Motions for stay relief are summary proceedings. See Johnson v.
Righetti (In re Johnson), 756 F.2d 738, 740 (9th Cir. 1985) (“Hearings on relief
from the automatic stay are thus handled in a summary fashion. The
validity of the claim or contract underlying the claim is not litigated during
the hearing.” (citation omitted)). Stay relief proceedings “should not
5 involve an adjudication on the merits of claims, defenses, or counterclaims,
but simply determine whether the creditor has a colorable claim to the
property of the estate.” Biggs v. Stovin (In re Luz Int’l), 219 B.R. 837, 842 (9th
Cir. BAP 1998); see also Jin Qing Li v. Rosen (In re Jin Qing Li), BAP No. NC-
17-1062-STaB, 2018 WL 1354548, at *4 (9th Cir. BAP Mar. 12, 2018) (noting
that “bankruptcy courts have the discretion to ‘consider’ the defective
nature of the creditor’s interests” but “motions for relief from stay may not
be used to determine the scope and enforceability of a creditor’s interest in
property of the estate” (citations omitted)).

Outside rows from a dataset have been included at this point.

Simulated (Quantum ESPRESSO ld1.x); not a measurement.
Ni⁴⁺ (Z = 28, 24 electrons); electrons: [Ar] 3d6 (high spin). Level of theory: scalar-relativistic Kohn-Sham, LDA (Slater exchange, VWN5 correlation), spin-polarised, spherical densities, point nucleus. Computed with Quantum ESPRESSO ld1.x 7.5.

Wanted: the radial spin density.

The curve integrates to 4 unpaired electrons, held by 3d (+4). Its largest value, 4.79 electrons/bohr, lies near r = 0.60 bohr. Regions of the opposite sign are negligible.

Thus, it was not necessary for the bankruptcy court to conduct an
evidentiary hearing to resolve Debtor’s asserted defenses to the eviction.
The court had discretion to grant or deny stay relief so long as Orange
Kangaroo presented a colorable claim to the Property. In re Veal, 450 B.R. at
913-14.
Under California law, the Trustee’s Deed establishes Orange
Kangaroo as the presumptive owner of the Property. See Cal. Civ. Code
§ 2924(c); Kalnoki v. First Am. Tr. Servicing Sols., LLC, 8 Cal. App. 5th 23, 45
(2017) (stating that a purchaser at a nonjudicial foreclosure “receives title
under a trustee’s deed free and clear of any right, title or interest of the
trustor” and a recorded trustee’s deed indicating compliance with statutory
notice and procedures creates “a rebuttable presumption . . . that the sale
has been conducted regularly and properly; this presumption is conclusive
as to a bona fide purchaser.” (cleaned up)).
6 The Trustee’s Deed is clearly sufficient to establish that Orange
Kangaroo has a colorable claim, and because Orange Kangaroo is the
presumptive legal owner of the Property, the bankruptcy court did not
abuse its discretion by finding cause to lift the stay to allow the UD Action
to proceed.
Debtor claims that the bankruptcy court ignored his equitable interest
in the Property, but the mere fact that Debtor asserts an interest in the
Property does not negate the existence of cause for stay relief. He can assert
his claims and defenses in the UD Action, and as the bankruptcy court
reasoned, state court is the proper forum to resolve Debtor’s claim to
superior title. See Eden Place, LLC v. Perl (In re Perl), 811 F.3d 1120, 1130 (9th
Cir. 2016) (noting that unlawful detainer proceedings under Cal. Code Civ.
Proc. § 1161a, after a nonjudicial foreclosure, “are expressly designed to
determine who has superior title to the property, including the right to
immediate possession”). And the bankruptcy court was not required to
delay stay relief until it decided Debtor’s motion to cancel the Trustee’s
Deed. Bankruptcy courts have broad discretion to grant stay relief for
cause, even where a debtor has initiated a related proceeding. See Ho v.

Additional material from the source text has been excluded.